Here is another one of those posts where it may have questionable value. But, the purpose of a blog, at times, is to write and catalog things simply because you can.
Post by: Grant Rodiek
I’ve worked in the digital game industry for almost 7 years. At first, it was as if I’d entered Willy Wonka’s chocolate factory, minus the Oompa Loompas (mostly). There was, and still is, something magical about getting paid to create a thing purely for the entertainment of others.
Alas, even game development is a job. It’s a career, with benefits, pay, yearly reviews, 401k concerns, managers, long hours at times, and all the normal trappings of every other job. The other truth that all developers must grasp is that you’re ultimately making someone else’s games with someone else’s money. Even the head of the studio is working for the CEO. The CEO works for the shareholders. So it goes.
The key to maintaining one’s sanity in life is to find a creative outlet, essentially a release valve. This applies not only to game developers or those in a creative industry, but anyone with a pulse. My girlfriend creates with flowers as her canvas. This is her valve. She’ll spend long nights designing bouquets and center-pieces for weddings in addition to her normal job. She does this almost at cost, practically as a favor, yet she does it still.
I design games. They are my valve and a key to my happiness. When I have an idea, good or bad, it’s mine. I get to try it on my terms.
Game design is creating a story and a universe with rules of your own invention. Pigs can fly and corn can sprout eyeballs. Orcs fly starfighters and politicians can be noble. Game design is also the crafting of an experience or a particular feeling you want to evoke: Laughter, tension, cleverness, courage.
The labor of game design is filled with what I refer to as “delightful tedium,” including hours of spreadsheet manipulation (do I need 3 or 4 of these cards?), Photoshop tweaks, cutting hundreds of cards, and repainting wooden tokens you stole from your brother’s copy of Risk. I love this. It’s almost as if I’m counting grains of sand, only here, there’s purpose.

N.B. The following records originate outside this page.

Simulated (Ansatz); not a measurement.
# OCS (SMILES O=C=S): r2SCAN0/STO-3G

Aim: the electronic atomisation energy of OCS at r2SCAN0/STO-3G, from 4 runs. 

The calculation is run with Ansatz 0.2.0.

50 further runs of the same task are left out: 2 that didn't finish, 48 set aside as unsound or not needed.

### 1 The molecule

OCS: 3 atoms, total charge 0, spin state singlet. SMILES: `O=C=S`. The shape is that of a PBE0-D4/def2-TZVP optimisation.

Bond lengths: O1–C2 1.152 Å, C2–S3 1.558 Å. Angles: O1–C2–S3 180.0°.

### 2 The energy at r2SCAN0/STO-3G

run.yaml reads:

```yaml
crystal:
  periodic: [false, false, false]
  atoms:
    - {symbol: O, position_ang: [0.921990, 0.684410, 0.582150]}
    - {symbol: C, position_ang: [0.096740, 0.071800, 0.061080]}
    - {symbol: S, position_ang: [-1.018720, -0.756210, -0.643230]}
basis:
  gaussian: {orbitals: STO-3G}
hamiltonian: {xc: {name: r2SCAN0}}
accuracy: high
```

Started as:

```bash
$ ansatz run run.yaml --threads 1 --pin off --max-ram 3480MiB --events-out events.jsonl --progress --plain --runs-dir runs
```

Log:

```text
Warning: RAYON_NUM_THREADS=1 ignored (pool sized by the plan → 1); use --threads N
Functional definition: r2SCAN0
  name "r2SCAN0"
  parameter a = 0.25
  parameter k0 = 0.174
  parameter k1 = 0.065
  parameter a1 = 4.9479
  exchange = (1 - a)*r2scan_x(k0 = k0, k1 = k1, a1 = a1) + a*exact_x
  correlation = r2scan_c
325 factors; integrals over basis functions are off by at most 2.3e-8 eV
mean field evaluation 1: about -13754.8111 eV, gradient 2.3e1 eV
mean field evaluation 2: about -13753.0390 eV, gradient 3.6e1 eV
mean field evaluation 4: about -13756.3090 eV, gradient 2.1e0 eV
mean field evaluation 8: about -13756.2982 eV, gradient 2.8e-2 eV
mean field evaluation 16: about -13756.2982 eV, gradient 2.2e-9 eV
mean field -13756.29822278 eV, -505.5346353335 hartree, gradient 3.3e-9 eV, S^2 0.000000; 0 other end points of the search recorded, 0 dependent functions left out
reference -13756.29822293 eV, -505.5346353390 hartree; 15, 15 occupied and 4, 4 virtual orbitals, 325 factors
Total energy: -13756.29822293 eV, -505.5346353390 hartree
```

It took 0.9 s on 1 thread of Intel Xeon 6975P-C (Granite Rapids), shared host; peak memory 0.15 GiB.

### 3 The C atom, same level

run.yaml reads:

This release valve, which I twist on my morning walks and inside my apartment study, is the equivalent of my grandfather’s wood shop. He would gather, re-organize, toil, cut, build, destroy, and tinker for hours. Often he had a goal, but almost as often he had no pursuit other than the delightful labors of mind and body. He sought the best possible way to waste his time, much as I tinker for hours.
The desire to create fun, to build entertainment, is an absolutely noble goal. Happy people live longer, work harder, love deeper,
I realize my audience is entirely filled with game designers, players, and people who get what I’m saying. But, in the hopes that someone outside of this niche stops by, I push you to make something. Create a blog. Tinker with water-colors. Make YouTube videos about Corgis who sing absurdly catchy pop-songs. Or, design games. We all need the delightful tedium. We all need to have something that occurs to us in the lunch line and forces us to pull out a notepad to jot it down.
We need that release valve that makes us interesting, industrious, and happy.
“Delightful tedium” is a nice turn of phrase. I’ll be sharing this with some of my family and friends who think I’m insane for my interest in games. Great sentiment!
I get grief as well. The thing is, I could just watch TV. Perhaps a step up is to read something. Or…OR, I could engage my mind and be utterly delighted by the result.
Great article, Grant. I completely agree. My job doesn’t always satisfy the scientist part of my brain, but digging into the nitty gritty of a game design or figuring out how to do all the little things necessary to create and publish a book fills the gap.
It’s difficult to switch from being a “consumer” in your free time to being a “producer.” Setting aside the TV remote, dropping the game controller, closing Facebook… and deciding to make something.
Many people just want to relax after a hard day of work, and it’s so easy and fun to zone out in front of a TV. But the thing that’s hard to recognize is that pursuing a passion outside of work can also be relaxing. And it can be mesmerizing. And energizing to the point where you wonder why you needed to “relax” in the first place.
The hardest part is sitting down and deciding to do something. And doing it consistently. But it is so worth it. I’ve watched friends make this transition, and I’ve gone through it myself. At the end of a day, or a month, or many years, you have a fullness and a satisfaction about life that could never come from your day job alone or from filling all your spare time with TV, internet, and other consumption.